I am given a DE like the following:
$$\frac{dy}{dx} = \frac{2xy}{x^2-1}$$
When one solves it:
$$y = A(x^2-1)$$
Then we obtain an equation for a family of parabolas all intersecting $(-1,0)$ and $(1,0)$.
I did not realise how to solve it so I looked up a solution, and what I had to do is invert the DE on the RHS and multiply it by $-1$ and then find constant by considering the fact that at $(1,1)$ that cruve should be orthogonal to the family of parabolas.
I am quite confused why I would have to swap the denominator and numerator:
$$\frac{dy}{dx} = - \frac{x^2-1}{2xy}$$
I know that if $m$ is slope then orthogonal tangents when multiplied would give $-1$: $m (-1/m) =-1$. And this fact must have something to do with my confusion.
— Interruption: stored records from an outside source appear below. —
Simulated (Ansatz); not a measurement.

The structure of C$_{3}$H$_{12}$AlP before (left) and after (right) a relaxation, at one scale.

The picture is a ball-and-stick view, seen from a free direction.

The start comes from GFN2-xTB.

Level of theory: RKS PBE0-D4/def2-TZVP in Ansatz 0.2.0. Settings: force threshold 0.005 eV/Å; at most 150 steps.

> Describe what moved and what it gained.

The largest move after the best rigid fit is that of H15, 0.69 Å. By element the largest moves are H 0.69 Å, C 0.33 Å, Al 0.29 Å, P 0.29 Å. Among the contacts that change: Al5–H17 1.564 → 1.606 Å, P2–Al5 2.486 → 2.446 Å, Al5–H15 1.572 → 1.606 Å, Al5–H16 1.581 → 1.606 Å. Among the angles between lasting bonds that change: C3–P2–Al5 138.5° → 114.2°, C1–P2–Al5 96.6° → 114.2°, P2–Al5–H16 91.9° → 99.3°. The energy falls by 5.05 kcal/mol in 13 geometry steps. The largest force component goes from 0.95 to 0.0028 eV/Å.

EDIT: To clarify what I was asking there. I am given a DE which gives a family of parabolas when solved. I was then asked to to find a curve that is orthogonal to each of these parabolas at $(1,1) $. And I was confused why in the solution dy/dx was inverted to arrive at such a curve that is orthogonal to all parabolas at $(1,1)$.
I think I have just realised the answer as I was typing. $dy/dx$ is a general equation for the slope at any point in the domain. I have typed up too much now. I shall leave this in case someone else will benefit from this.